The rough collie faces an uncertain future following a steep decline in the breed’s popularity to record their lowest numbers in more than 75 years.
The breed is now close to being classed as “at risk” by The Kennel Club, which monitors breeds with declining numbers in the UK.
Lassie often comes to mind when people think of the rough collie thanks to the novel that began in the 1940s followed by the films, television series, radio programmes, animation and comic books.
At the height of the breed’s popularity in 1979, there were more than 8,000 annual puppy registrations, placing them in the top 10 breeds in the UK.
Last year there were less than 500 rough collie puppies born, a 25% decrease since 2021 and a steep 94% decline since their heyday.
This is the lowest recorded number for the breed since the 1940s, and if the decline continues they will be placed on The Kennel Club’s “at watch” list, which monitors breeds with between 300 and 450 puppy registrations a year.
Those with less than 300 puppy births annually are recorded on the organisation’s “vulnerable native breeds” list – devised to highlight those British and Irish native breeds which could be at risk of disappearing.
Carole Smedley, chair of the Rough Collie Breed Council, said: “We are very concerned to see this wonderful and majestic breed fall in popularity.
“I’ve spent my life surrounded by rough collies who have enjoyed long, healthy lives and I can confirm their friendly, happy temperament, but each year their popularity is decreasing.
“Of course, no breed will suit everyone, but for the right owner, who can provide the right space and environment, they have so much love to give and they adore children.
“It is such a shame that some of our most native historic and recognisable breeds are continuing to drop in popularity and we hope that more people will become aware of the range of breeds out there and responsibly select the right one for them.”

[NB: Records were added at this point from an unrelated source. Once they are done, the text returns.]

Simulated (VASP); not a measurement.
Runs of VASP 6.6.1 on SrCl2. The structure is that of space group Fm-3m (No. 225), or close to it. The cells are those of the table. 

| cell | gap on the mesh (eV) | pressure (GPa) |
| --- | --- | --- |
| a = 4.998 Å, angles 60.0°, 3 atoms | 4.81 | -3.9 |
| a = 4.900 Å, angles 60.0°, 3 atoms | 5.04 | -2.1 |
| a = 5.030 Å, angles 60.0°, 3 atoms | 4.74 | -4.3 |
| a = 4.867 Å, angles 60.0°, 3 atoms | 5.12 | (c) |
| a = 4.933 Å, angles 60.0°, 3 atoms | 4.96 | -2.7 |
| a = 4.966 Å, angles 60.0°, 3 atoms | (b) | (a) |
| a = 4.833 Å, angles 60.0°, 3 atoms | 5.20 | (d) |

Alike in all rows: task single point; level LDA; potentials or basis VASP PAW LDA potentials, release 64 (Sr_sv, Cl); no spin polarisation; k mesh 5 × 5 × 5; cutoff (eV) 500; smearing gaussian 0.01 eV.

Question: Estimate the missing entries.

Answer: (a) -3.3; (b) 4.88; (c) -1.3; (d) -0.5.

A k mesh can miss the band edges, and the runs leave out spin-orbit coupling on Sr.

In 2022, there were more vulnerable breeds recorded than ever before, as both the shaggy-coated bearded collie and the distinctive miniature bull terrier were placed on the list while the Bedlington terrier, bullmastiff, Irish terrier, Norfolk terrier, and parson russell terrier were added to the “at watch” list.
There are now 34 vulnerable native breeds and a further eight classed as “at watch”.
The Yorkshire terrier, once the number one breed in the UK during the 1970s but has since seen its popularity wane, recorded just 495 puppy births last year.
The Kennel Club’s campaign to Save the Forgotten Breeds aims to remind people about the large number of British and Irish native breeds, particularly those that are seeing a decline in numbers and face a real danger of disappearing altogether.
The campaign has previously seen breeds such as the Pembroke Welsh corgi bounce back from the brink of extinction.